Novice needing help w/ Topaz

Hi,

I’m a grad student who is learning cryo-em on my own (I am most definitely not an expert - I’ve only been at this for a month). I’ve read a lot about topaz denoise and topaz particle picking - but the guides I’ve read are all fairly disjointed and I’m unsure what inputs I need and where to find them.

I want to train a topaz denoise model to apply to all my micrographs to use downstream for Training a Topaz picking model and Topaz particle picking. I’m using the newest version of cryosparc v5.0.4 - with Topaz v.0.2.5.

I was following these guides (see below) and I’m confused on the 4 following questions:

  1. Where I find the “training micrograph” dataset from?

I read this in the guide: “If a new Denoising model will be trained (which is the recommended workflow), the input micrographs must also have training data. This data is only generated by Patch Motion Jobs run with CryoSPARC version 4.5 or later.”

  • I did the Patch Motion Correction & Patch Motion CTF Estimation Jobs in cryosparc v5.0.4 (of which Patch Motion Correction was setup to “output denoiser training data” w/ 200 movies).

  • The job doesn’t have any Training data output though??

2. What inputs go into the Topaz Denoising job to train a Topaz denoise model on my dataset?

I read this in the guide: “Select Topaz Denoise (BETA) from the Job Builder. Drag and drop the exposures_success output from the completed CTF estimation job and the imported_movies output from the completed Import Movies job into the micrographs and training_micrographs inputs respectively.”

  • I put the drug the 5,796 exposures_success output from Patch Motion CTF Estimation into the Micrographs Input

  • Left the Denoising model Input empty

  • I put the drug the 5,796 imported_movies output from Import Movies into the Training Micrographs Input (Since there was no Training Data output from question 1 above??)

3. What inputs go into (and what job do they come from) the Topaz Train?
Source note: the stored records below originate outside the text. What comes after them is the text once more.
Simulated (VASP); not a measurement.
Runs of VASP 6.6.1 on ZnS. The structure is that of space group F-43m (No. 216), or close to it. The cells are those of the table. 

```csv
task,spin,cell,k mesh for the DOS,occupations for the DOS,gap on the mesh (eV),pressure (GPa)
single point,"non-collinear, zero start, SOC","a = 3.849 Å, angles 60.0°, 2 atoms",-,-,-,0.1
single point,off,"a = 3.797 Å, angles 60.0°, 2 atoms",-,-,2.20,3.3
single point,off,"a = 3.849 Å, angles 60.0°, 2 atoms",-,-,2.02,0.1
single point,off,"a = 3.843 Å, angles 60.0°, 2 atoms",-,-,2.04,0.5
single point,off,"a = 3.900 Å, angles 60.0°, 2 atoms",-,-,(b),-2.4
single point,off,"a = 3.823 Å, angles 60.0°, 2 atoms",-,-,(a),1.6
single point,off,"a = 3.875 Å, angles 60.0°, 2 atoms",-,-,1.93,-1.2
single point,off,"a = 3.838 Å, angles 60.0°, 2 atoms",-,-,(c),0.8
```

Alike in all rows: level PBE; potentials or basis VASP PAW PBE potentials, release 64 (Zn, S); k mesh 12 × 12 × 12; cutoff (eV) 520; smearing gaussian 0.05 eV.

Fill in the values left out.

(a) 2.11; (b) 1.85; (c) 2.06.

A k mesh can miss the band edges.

I’ve dug around and read a bunch of treads - but it’s unclear to me what input and where the micrographs & particles go into the job for:

  • Initially training the model on my data

    • Should this be done on the Topaz Denoised micrographs from step 2 - OR - Non-Denoised micrographs?

    • I’m assuming I should curate a subset of micrographs and not use all of them?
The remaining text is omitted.